SB-188’s electronic ballot return will be easy to misuse while it legitimately benefits few;

  • An open records request reveals that 200 people in Colorado downloaded ballots using the existing portal for voters claiming disability in November 2021. That number is something that the public ought to easily find online but will not. SB-188’s addition of electronic return to an almost uncontrolled access to the most risky of disability voting methods means hundreds of thousands of persons might use this opportunity whether they need it or not. Only a fraction of the many possible future users of SB-188 cannot mark a paper ballot and are unable to independently return a paper ballot.  Specific voters gain desirable independence as the benefit of SB-188 while many others will gain only convenience at the cost of overall integrity for the election.

current methods of remote electronic assistance in voting are neither certified nor tested nor even accounted for in publicly accessible reports;

  • The software currently used in Colorado for voting activity that crosses the internet is not certified, not to our knowledge tested by federal, state or local election officials. The counts of voter use of these alternative voting methods is not effectively reported either to officials or to the public during and after the election. SB-188 should require the Secretary of State to publish reports of counts of ballots transmitted and numbers of voters using the alternative methods.
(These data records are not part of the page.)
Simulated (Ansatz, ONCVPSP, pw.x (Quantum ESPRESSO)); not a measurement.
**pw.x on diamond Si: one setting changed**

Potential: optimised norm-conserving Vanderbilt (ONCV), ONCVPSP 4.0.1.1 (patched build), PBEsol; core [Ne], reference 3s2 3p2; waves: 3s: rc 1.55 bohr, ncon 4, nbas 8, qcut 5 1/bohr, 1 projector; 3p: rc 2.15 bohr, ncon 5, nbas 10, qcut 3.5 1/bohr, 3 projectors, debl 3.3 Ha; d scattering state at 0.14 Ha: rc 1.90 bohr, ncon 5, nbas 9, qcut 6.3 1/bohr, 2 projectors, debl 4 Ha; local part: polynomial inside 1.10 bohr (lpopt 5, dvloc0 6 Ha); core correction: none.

other ways to provide accessibility are more effective; many are already in place;

  • There are more secure means to bring accessibility enhancements to specific voters who need them. Colorado law already enables visits by officials to health care facility voters as well as curbside voting. The emergency ballot process is also available on the same internet portal that already includes an electronic return option. Those options argue against any urgency of need for SB-188.

rapid growth in usage of electronic return is likely for users that do not need the method for accessibility;

  • There is no conceivable way to curtail misuse or needless use of SB-188’s return by internet. It must be considered an internet voting bill for a large constituency as soon as the knowledge about the availability of the portal is widely shared. Likely over ten percent of all voters are justifiably considered having disability. But the need for leniency in that definition means many more may use the opportunity. SB-188 depends on the honor system. The website portal to request a ballot does not ask for proof of disability, much less proof of a print(ability) disability. The knowledge about this way to abuse the system can be widely and quickly shared, leading to widespread abuse. Numerous experts (e.g. National Academy of Sciences, Senate Intelligence Committee) have testified that internet voting is insecure. The risk for intrusion and denial of service and privacy invasion increases with usage. We should seek ways to limit electronic ballot return to those who absolutely need it.

safeguards originally provided through affirmation signature are withdrawn;

  • Use of existing electronic methods currently requires a signature on an affidavit to waive the expectation of ballot secrecy because there is a risk of interference or intrusion crossing the internet and in the computers at either end. The affidavit also crucially affirms eligibility to vote. The Bill’s amendment added by the Colorado Senate State, Veterans and Military Affairs Committee no longer requires any affidavit to validate the ballot and allows a copy of an ID to suffice. Anyone may legally validate an electronically returned ballot with the submission of a copy of an ID of a registered voter for whom the disability option has been selected. The affidavit is an honor system, but it should not be discontinued. Without an affidavit, it may be more difficult to prosecute someone for impersonating a voter by returning an electronic ballot.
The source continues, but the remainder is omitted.